After preprocessing, the algorithm performs iterative DFS using a stack.
The stack starts with the kill process because that is the root of the subtree we need to remove.
Inside the traversal loop:
current = stack.pop()
retrieves the next process to process.
We immediately add it to the result because any visited node represents a process that will be killed.
Then we retrieve all children of the current process and push them onto the stack for future processing.
The traversal continues until no reachable descendants remain.

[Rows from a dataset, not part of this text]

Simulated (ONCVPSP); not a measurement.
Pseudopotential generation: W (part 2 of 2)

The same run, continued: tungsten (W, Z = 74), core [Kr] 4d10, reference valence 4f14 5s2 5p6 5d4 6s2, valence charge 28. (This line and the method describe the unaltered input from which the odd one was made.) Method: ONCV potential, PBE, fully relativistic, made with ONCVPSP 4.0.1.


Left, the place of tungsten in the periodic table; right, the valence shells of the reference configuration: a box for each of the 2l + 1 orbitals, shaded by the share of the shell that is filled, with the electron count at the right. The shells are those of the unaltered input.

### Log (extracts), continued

Finally, the result list is returned.
Using iterative DFS instead of recursive DFS avoids recursion depth issues for very deep trees.
Go Solution
func killProcess(pid []int, ppid []int, kill int) []int {
childrenMap := make(map[int][]int)
// Build parent -> children mapping
for i := 0; i < len(pid); i++ {
parent := ppid[i]
child := pid[i]
childrenMap[parent] = append(childrenMap[parent], child)
}
result := []int{}
stack := []int{kill}
// DFS traversal
for len(stack) > 0 {
// Pop from stack
n := len(stack) - 1
current := stack[n]
stack = stack[:n]
result = append(result, current)
for _, child := range childrenMap[current] {
stack = append(stack, child)
}
}
return result
}
The Go implementation follows the same algorithmic structure as the Python version.
The adjacency list is implemented using:
map[int][]int
which maps each parent process ID to a slice of child process IDs.
The DFS stack is implemented using a slice. Popping from the end of the slice gives efficient stack behavior.
One difference from Python is that Go does not have a built-in defaultdict, so appending to a nonexistent map key relies on Go's zero-value behavior for slices.
Another difference is explicit slice manipulation during stack popping:
stack = stack[:n]
This removes the last element after retrieving it.
There are no integer overflow concerns because process IDs are bounded by 5 * 10^4.
Worked Examples
Example 1
pid = [1,3,10,5]
ppid = [3,0,5,3]
kill = 5
Step 1: Build the adjacency list
| Parent | Children |
|---|---|
| 0 | [3] |
| 3 | [1, 5] |
| 5 | [10] |
Step 2: Initialize traversal
| Variable | Value |
|---|---|
| stack | [5] |
| result | [] |
Step 3: DFS traversal
| Action | Stack | Result |
|---|---|---|
| Pop 5 | [] | [5] |
| Push child 10 | [10] | [5] |
| Pop 10 | [] | [5, 10] |
Traversal ends because the stack is empty.
Final answer:
[5, 10]
Example 2
pid = [1]
ppid = [0]
kill = 1
Step 1: Build adjacency list
| Parent | Children |
|---|---|
| 0 | [1] |
Step 2: Initialize traversal
| Variable | Value |
|---|---|
| stack | [1] |
| result | [] |
Step 3: DFS traversal
| Action | Stack | Result |
|---|---|---|
| Pop 1 | [] | [1] |
Traversal ends.
Final answer:
[1]
Complexity Analysis
| Measure | Complexity | Explanation |
|---|---|---|
| Time | O(n) | Each process is added to the adjacency list once and visited once |
| Space | O(n) | The adjacency list, stack, and result list may all store up to n processes |
The preprocessing step iterates through the input arrays once, which costs O(n).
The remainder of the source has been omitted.